Interwoven with the story of the year Annie spent as the captive of psychopath in a remote mountain cabin, which unfolds through sessions with her psychiatrist, is a second narrative recounting events following her escape — her struggle to piece her shattered life back together and the ongoing police investigation into the identity of her captor.”
Thoughts: Some novels take their time in setting up the plot and in building the suspense. Still Missing is not one of those novels. Rather, from the very first paragraph, the reader knows that s/he is in for one emotional roller coaster of a novel, and what a ride it is. Tautly written, Ms. Stevens is able to create the right balance of tension and emotion into a story that leaves the reader on the very edge of one’s seat through the very end.

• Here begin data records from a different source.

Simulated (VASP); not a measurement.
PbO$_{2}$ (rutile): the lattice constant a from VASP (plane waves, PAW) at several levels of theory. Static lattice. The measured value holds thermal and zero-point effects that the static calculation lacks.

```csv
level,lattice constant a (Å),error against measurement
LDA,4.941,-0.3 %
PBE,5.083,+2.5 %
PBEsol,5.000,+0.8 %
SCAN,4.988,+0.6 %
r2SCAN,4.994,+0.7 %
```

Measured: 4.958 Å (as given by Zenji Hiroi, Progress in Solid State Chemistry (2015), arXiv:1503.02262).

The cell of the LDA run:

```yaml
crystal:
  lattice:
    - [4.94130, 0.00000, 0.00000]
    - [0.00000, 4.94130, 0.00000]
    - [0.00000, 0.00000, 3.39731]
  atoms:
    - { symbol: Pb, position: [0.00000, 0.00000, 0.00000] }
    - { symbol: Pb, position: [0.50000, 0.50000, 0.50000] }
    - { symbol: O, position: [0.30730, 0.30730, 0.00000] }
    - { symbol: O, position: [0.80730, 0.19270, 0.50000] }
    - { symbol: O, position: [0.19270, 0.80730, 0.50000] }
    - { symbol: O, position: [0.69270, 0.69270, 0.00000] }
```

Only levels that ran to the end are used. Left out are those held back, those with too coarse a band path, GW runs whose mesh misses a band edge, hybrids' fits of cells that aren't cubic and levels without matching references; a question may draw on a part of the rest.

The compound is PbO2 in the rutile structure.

Annie’s voice is perfect. Her tough exterior, as demonstrated through her monologue to her psychiatrist, is not as thick as it initially appears, yet it is what causes the reader to sit up and take notice of this unique protagonist. The initial lack of emotion is the first clue to the horrors behind Annie’s story. However, once cracks appear in that tough veneer, Still Missing takes on a life of its own. As Annie struggles with her emotions and trying to find some semblance of normalcy in a life that has been so awfully destroyed, the reader struggles right along with her. A connection forms between Annie and the reader to the point where it becomes all to easy to place oneself in Annie’s shoes, to experience what she experienced, to feel her terror and her pain. It makes for one uncomfortable but unforgettable reading experience.
For those who have read Emma Donoghue’s Room and wondered what the story would have been like if told from Ma’s point of view, Still Missing could loosely be that novel. This is not to say that they are the same story. Each novel is fabulous on its own and deserve its own attention, but there are certain similarities between the two novels that cause the reader to immediately compare the two.
Still Missing is one of those novels that gives a female reader pause if reading it while sitting alone in a house. It causes chills, thrills, tears, laughter, and more. Uncomfortably stark in her story telling, Annie is a character that takes hold of the reader and does not let go until long after one finishes the novel. Still Missing is an amazing debut novel and a welcome addition to the thriller/suspense genre.
Thank you to St. Martin’s Press for my review copy.